Peter Kalu, novelist, poet, essayist, critic and educator, was on our judging panel in 2021. In this two part series, he recommends the books he read and loved that did not make it to our longlist but are essential additions to the canon.
Afterlives is the work of a master storyteller. It has an intricate weave of plot and a depth of historical references as well as an epic sweep and ambition. One of Afterlives many felicities is the way in which it breaks free of the vice of monolingualism – German and Kiswahili are employed as well as English and add to a sense of verisimilitude: reflecting the polyglot nature of diverse communities – indeed of the world in general – in a way few books seek to do. The novel is also an exemplar of how to tell the big colonial story through the eyes of the ordinary individual. By centering that individual, it gives them (and so all of us) dignity and reminds us how the big convulsions of history affect those at the bottom of power structures. The socialist historian, E. P. Thompson would very much have approved. Afterlives, of all the book submitted to the Jhalak Prize 2021 had the largest sustained historical sweep. This makes it a grand novel and it deserves wide acclaim.
A thoroughly engaging book, part memoir, part guide that looks at the trials, traps and joys of being a black British mother. After an essay-like opening, it follows the chronology of pregnancy, birth, newborn, early schooling. Along the journey, the book opens out engagingly about the tensions, and idiosyncrasies of the author’s close and wider family. The focus is on the particular challenges faced by this black mother rather than mothers in general. The investigation is rare and captures a popular demand. A statistics nugget often begins each chapter. This is then elucidated by personal experience. I am not your baby mother is a vital and necessary book, written in a very accessible style, with very personal touches ensuring it may be actually read rather than, like most guidebooks, merely gather dust on a shelf.
An exhilarating collection of prose-poems / poems linked by the word fuck carrying the meaning of ‘this is not good’. Ellams finds dazzling ways of entering into ideas. Often the movement from one metaphor to the next is startling and yet apt.
It is a magisterial demonstration of linguistic brilliance, of a mind capable of dazzling feats of imagination: Ellams is brim-full of talent.
We have to explete if we are not to explode. Ellams- very powerfully, skilfully, expertly and movingly - expletes on our behalf.

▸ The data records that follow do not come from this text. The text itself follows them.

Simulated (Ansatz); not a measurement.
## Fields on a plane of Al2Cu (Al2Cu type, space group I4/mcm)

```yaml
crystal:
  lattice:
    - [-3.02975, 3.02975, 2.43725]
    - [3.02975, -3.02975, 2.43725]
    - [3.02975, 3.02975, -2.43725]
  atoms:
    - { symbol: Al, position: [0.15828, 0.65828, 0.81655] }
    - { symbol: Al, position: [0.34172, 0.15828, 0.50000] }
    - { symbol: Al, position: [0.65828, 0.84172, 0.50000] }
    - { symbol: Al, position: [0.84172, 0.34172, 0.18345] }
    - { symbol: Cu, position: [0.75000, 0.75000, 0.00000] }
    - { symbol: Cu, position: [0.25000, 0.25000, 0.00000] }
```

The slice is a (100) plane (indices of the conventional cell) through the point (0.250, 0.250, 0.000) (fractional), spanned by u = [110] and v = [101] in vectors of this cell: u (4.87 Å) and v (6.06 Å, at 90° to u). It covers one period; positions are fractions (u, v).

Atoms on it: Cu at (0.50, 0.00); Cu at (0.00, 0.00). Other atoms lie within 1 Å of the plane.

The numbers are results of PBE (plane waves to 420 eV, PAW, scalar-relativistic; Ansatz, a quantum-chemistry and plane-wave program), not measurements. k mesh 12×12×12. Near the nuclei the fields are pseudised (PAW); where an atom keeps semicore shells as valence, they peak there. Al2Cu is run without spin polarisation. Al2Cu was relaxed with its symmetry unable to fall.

Moving away from the swaggering cool of an entire book of poems that begin with ‘fuck’, this is an inspired charge of splintering verse, beautifully cadenced, completely original verse.
It makes poetry of the anger we carry as black folks within us, the anger we have to suppress in order to negotiate the white world, perhaps too the existentialist anger we all human beings carry the anger we decant, filter from our verse. Ellams gathers it all and with lighter in hand, sparks it. Then Boom the actual fuck. He excels at qualia, at images that hit the spot unexpectedly but so bang-on that we say yes, that’s it, that’s that feeling I’ve been chasing but could never put my finger on, Ellams has got it, has trapped it in words.
Form-wise, it is blank verse with prodigious use of the forward slash as its punctuation mark. That decision alone deserves acclaim. A thinking, breathing feeling poet, global, local, oscillating in tone between black Jesus and Malcolm X. Yeah. What the actual fuck. I love this shit.
A charge, if you want to see the sizzle of cordite, the rippling run of a fuse in verse, this is it.
This collection or articles is a breathless, hyperventilating, free-associating, deliciously narcissistic, consumerist ticker-tape of the zeitgeist. Glorious and highly distinctive: sardonic, whizzing in all directions with riffs, escalations, surprising pull-backs, occasional, fleeting candour. Simile-laden, first to second-person switching, breathless, Trivial Pursuits is best read this in chunks rather than attempted it all at once.
Brilliantly presented graphic novel of inter-racial love in England. It will appeal particularly perhaps to the 16 to 25 year old demographic and makes some strong points on the trials that such a romantic relationship might undergo: the white young man’s ‘polite racist’ parents prove hostile and when the white man downplays the problem this gaslights the young black woman. The visuals are sumptuous and the balance between text and visuals extremely well done. It would make a brilliant short film, especially if the graphic novel’s colouring can be replicated.